City News

City council allows Willamette University, for-profit baseball league to proceed with stadium revamp

The Salem City Council on Monday unanimously approved a controversial agreement between the city and Willamette University allowing the university, in partnership with a for-profit summer baseball league, to retrofit baseball fields next to Bush’s Pasture Park.  

The agreement was approved unanimously in an 8-0 vote despite public testimony, mostly against the agreement, from 8 people. Councilor Vanessa Nordyke was absent.

The new agreement is part of the university’s initiative along with Salem Baseball LLC to improve John Lewis Field, which is expected to encroach slightly into Bush’s Pasture Park. The ultimate goal is to host a summer baseball team from the West Coast League, the same league as the Portland Pickles.
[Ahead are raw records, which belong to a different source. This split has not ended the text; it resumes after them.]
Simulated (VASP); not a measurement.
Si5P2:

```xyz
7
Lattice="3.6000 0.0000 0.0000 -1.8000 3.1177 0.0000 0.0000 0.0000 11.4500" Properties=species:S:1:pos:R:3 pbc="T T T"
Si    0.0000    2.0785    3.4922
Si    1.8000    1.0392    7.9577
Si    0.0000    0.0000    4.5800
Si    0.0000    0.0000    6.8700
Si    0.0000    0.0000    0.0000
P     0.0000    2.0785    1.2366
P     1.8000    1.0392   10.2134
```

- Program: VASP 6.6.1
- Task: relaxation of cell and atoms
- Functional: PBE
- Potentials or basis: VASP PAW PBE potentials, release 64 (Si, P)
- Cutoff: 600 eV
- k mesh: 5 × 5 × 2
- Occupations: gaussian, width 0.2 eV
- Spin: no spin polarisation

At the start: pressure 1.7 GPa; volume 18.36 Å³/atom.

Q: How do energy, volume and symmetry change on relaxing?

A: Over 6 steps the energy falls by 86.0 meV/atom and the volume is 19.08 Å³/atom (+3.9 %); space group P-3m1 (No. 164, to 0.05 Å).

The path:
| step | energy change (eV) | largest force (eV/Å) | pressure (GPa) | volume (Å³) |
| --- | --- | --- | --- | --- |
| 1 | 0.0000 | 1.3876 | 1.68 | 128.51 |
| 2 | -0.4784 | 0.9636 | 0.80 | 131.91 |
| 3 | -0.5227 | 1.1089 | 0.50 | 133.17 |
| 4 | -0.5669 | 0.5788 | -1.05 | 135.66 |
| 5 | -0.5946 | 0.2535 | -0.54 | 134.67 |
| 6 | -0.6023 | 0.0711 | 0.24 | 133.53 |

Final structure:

Members of the public, many of whom spoke during the public comment section of the meeting, interjected with, “Shame on you!” after the final vote.

The council approved an updated agreement which includes a fireworks ban, and an annual review requirement to assess the effects the updated baseball fields — and the associated influx of foot and vehicular traffic — may have on the park and the community. 

On June 13, members of Salem’s Parks and Recreation Advisory Board voted in favor of an updated agreement with the university.

The new agreement clarifies who is responsible for using and maintaining the facilities, said Scott Archer, deputy city manager for community services, in a staff report. The agreement also outlines terms related to public access and future improvements. Some of the planned improvements include installing synthetic turf, new field lights, an adjusted entryway, and field netting. These upgrades will be paid for with support from a $3 million state grant in addition to money contributed by the university and Salem Baseball LLC.

Nadene LeCheminant, a resident who lives near the park, spoke in opposition to the agreement. She expressed concern that the expansion of the baseball fields will primarily affect immigrant and refugee communities who utilize the park. 

“Most of Salem’s green space and parks are located in the wealthier areas of our city. Bush Park has become a refuge for families of color, and for families who really need free places for entertainment for their kids,” LeCheminant said. “When families plan large gatherings in Bush Park, they do need adjacent parking in order to make their gatherings work. If parking is monopolized by a commercial venture these families are essentially locked out of the public park.”

LeCheminant said she fears the baseball fields will dominate park usage because of inadequate parking. She recommended that certain parking areas be reserved for normal park usage during baseball games. 

Laurel Hines, a regular user of Bush Park, also spoke out against the agreement invoking the park’s namesake. 

Hines said the commercial baseball stadium near the park would threaten the camas lilies and young oak trees planted at the park. She is also concerned the stadium activity would chase out the park’s resident wildlife including Salem’s infamous angry dive-bombing owl

“If people could yell out something from the grave, I really believe Mr. Bush, who gave the park to the city would be yelling, ‘No!, not in my pasture park!’” Hines said. “Not with commercial baseball, not with beer concessions. That was not the intent.” 

After Hines spoke, Mayor Chris Hoy said her concerns were all valid but had one comment regarding the park’s namesake, Asahel Bush, the publisher of the Oregon Statesman newspaper and the man whose estate eventually was donated to the city to be used as a park in 1917. 

“I’m not sure about invoking what Mr. Bush may have said, if I understand the history of Mr. Bush, I’m sure he’d have a lot to say about the people who use the park, none of it good,” Hoy said. “The history isn’t great with him.” 

Bush is known for being a proponent of banning Black people from settling in Oregon, using his newspaper to push for racist policies, and to disparage the abolition movement and proponents of Black suffrage. 

Rob Romanek, the city’s parks planning manager, provided a presentation about the agreement to council prior to the final vote. He was later asked about the possibility of including an annual review of pedestrian impact on the park. 

“I think we can certainly include that,” Romanek said. “I’m sure staff would notice if…we saw more damage to park vegetation. On an observational level we would bring up those issues.”  

Rob Passage, the director of intercollegiate athletics at Willamette University, was one of the only people to speak in favor of the agreement and he will also be in charge of ensuring it is properly executed. 

Passage said he plans to continue assessing the parking situation at the park as the agreement moves forward. 

“I am open to those conversations. We are actively trying to look and see where the uses are. I think it is something that we need to continue to investigate,” Passage said. “That is one of the reasons I am happy to have that year review.”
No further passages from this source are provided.